RO has fewer unknowns, therefore easier to work with -- if convenient. This is the better way to go. sounds like you have a baseline doing it this way, so you'd be able to compare any deviations if you try tap water. that's a good thing. I doubt your eye will discern a difference as long as formula is adjusted properly, if necessary.
if terribly inconvenient or in a rush, tap is fine too. You'll have some extra Mg, Ca, S in there, maybe.. you can check your local water quality report for analysis -- in the usa and somewhre with "city" water system, vs a well. with a well, you'd need your own analysis on your dime, if you wanted it.
REally shouldn't make a huge difference. may need to adjust fomrula a few percent here or there to account for anything extra in tap vs RO.

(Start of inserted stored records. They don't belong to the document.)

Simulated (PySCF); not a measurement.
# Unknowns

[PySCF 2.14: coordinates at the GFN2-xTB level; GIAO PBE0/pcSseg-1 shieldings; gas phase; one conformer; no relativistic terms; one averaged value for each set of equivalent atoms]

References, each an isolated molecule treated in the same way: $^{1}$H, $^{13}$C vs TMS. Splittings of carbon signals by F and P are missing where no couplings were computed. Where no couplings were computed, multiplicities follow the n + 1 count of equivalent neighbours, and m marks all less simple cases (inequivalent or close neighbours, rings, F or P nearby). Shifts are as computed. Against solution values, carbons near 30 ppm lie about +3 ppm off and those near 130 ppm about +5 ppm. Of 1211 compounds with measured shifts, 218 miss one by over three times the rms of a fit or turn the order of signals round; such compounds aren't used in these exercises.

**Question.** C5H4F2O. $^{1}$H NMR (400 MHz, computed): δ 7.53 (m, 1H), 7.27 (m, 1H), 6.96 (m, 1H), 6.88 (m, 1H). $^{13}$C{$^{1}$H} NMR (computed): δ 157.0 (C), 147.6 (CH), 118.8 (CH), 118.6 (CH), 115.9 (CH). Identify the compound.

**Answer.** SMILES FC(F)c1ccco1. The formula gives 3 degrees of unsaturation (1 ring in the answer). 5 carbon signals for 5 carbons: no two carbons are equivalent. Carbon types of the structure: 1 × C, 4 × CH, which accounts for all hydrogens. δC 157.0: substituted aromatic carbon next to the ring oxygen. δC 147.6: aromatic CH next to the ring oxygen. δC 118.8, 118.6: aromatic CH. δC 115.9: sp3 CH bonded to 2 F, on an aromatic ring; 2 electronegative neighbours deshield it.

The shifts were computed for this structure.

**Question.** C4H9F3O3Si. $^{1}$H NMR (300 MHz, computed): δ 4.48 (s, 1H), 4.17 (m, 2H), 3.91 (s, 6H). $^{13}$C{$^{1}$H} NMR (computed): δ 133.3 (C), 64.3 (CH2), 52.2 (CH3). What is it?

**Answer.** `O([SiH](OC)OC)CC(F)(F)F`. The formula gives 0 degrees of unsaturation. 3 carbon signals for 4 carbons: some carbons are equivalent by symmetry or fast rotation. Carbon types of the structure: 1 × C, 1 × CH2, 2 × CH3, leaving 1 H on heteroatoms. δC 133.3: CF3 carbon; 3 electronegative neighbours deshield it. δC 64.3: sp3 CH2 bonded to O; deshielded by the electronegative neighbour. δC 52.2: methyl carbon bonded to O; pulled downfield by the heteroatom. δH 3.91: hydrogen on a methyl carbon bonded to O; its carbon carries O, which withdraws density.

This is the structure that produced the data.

Your water us quite hard. I trust your EC readings more than ppm readings as that is jsut 1 of 3 conversion factors to convert ec to ppm on those devices, and that depends on the manufacturer. My tap is ~0.6EC (same as 600 on the scale you used). I've not had issues with my hard water before. It's supposedly borderline at this level of concentration. YMMV.
RO definitely wastes more water.
if you switch, maybe drop your dose 5% and see what happens. i doubt it makes much of a difference. may end up jumping back up to original dose. of the "400ppm" it isn't a ton of plant nutes.. 10-20ppm of one thing might be the most of any 1. Ca, i'd wager, and usually can afford more of that.